Designing Instruction Formats

In designing instruction formats, there are two extreme positions. One approach is to have a very small number of formats and fit the instructions into this small set. The other approach is to design an optimal format for each instruction. Roughly speaking, RISC designers take the first approach, and CISC designers tend more to the second, although even in CISC processors there will be a degree of uniformity in that very similar instructions might as well have very similar formats.

A fundamental decision has to do with the size of the opcode, that is, the number of bits reserved for indicating the particular operation to be performed. Obviously, if more bits are used, then more distinct instructions can be supported. The cleanest approach is to use a fixed number of opcode bits for all instructions. Interestingly, although RISC processors do have uniform instruction sets, they are not quite that uniform, whereas there have been some CISC designs in the past which always used an 8-bit opcode.

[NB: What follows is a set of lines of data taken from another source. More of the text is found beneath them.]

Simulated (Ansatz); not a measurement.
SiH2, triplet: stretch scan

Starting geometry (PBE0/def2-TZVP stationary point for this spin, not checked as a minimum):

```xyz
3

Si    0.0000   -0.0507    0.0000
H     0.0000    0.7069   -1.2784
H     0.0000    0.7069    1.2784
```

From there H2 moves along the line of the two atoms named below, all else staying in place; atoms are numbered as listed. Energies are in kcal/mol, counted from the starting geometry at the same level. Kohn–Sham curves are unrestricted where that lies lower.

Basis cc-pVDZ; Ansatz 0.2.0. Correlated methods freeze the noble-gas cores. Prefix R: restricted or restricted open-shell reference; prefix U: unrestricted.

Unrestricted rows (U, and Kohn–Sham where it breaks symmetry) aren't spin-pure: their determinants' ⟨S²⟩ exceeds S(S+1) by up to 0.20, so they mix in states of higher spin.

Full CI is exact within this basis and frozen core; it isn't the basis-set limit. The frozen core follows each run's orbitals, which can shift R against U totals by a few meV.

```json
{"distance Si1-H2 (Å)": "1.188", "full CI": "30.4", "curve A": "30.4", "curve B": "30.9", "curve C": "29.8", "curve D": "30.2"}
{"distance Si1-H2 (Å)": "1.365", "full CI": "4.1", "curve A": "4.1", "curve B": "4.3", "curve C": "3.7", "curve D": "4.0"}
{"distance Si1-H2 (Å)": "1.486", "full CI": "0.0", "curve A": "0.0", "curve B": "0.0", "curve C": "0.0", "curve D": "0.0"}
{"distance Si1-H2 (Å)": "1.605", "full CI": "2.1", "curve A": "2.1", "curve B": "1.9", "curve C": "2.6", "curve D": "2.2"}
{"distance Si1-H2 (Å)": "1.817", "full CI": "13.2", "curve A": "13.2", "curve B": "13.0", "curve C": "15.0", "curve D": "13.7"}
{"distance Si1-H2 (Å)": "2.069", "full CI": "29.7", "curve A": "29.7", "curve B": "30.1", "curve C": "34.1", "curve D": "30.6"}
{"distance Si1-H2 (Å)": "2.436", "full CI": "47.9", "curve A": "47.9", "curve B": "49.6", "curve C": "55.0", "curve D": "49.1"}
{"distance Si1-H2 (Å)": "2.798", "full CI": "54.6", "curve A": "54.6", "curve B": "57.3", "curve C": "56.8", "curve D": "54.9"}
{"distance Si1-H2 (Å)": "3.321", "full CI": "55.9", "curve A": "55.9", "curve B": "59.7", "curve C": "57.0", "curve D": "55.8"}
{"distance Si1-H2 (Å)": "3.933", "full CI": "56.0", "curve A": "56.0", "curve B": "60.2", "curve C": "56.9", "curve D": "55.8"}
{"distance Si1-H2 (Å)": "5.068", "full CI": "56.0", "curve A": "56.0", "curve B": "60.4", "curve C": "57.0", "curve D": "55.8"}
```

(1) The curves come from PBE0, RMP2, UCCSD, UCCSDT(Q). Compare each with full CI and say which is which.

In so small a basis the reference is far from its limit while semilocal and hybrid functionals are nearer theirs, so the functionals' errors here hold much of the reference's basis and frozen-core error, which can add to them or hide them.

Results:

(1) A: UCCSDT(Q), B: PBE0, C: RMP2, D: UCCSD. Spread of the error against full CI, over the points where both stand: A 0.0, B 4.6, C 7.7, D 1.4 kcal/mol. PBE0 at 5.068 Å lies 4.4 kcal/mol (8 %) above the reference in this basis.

In practice, a designer will recognize that certain operations are much more common than others and react by adjusting the number of opcode bits appropriately. For example, if we have determined that only 4 bits are necessary to represent the most commonly used instructions then 16 possible bit patterns are available. Fifteen of these are used for the most common 15 instructions, and the sixteenth is used to indicate all of the other instructions. Additional bits then need to be allocated elsewhere in the instruction format so that these less common instructions can be distinguished. In the CISC designs, this sort of principle is carried to extremes. For example, the number of opcode bits in x86 instructions ranges from 5 to 19. On the other hand, RISC machines tend to have fewer instructions, so fewer opcode bits are needed.

Since various operations need different numbers and kinds of operands, space can be saved if the layout of instructions is specialized to the particular needs of the instruction. Furthermore, once this typical CISC philosophy is followed, there is no particular requirement that different instructions have similar operand structures. On the other hand, RISC designs strongly favor a small number of uniform instruction formats, preferably all of the same size. The regularity of these formats simplifies the instruction-decoding mechanism, and means that a technique known as pipelining can be used. One aspect of pipelining is that several instructions will typically be in the pipeline, allowing the overlapped decoding and execution of several instructions. This kind of overlapped decoding becomes much more difficult for the numerous and complex instruction formats of CISC processors.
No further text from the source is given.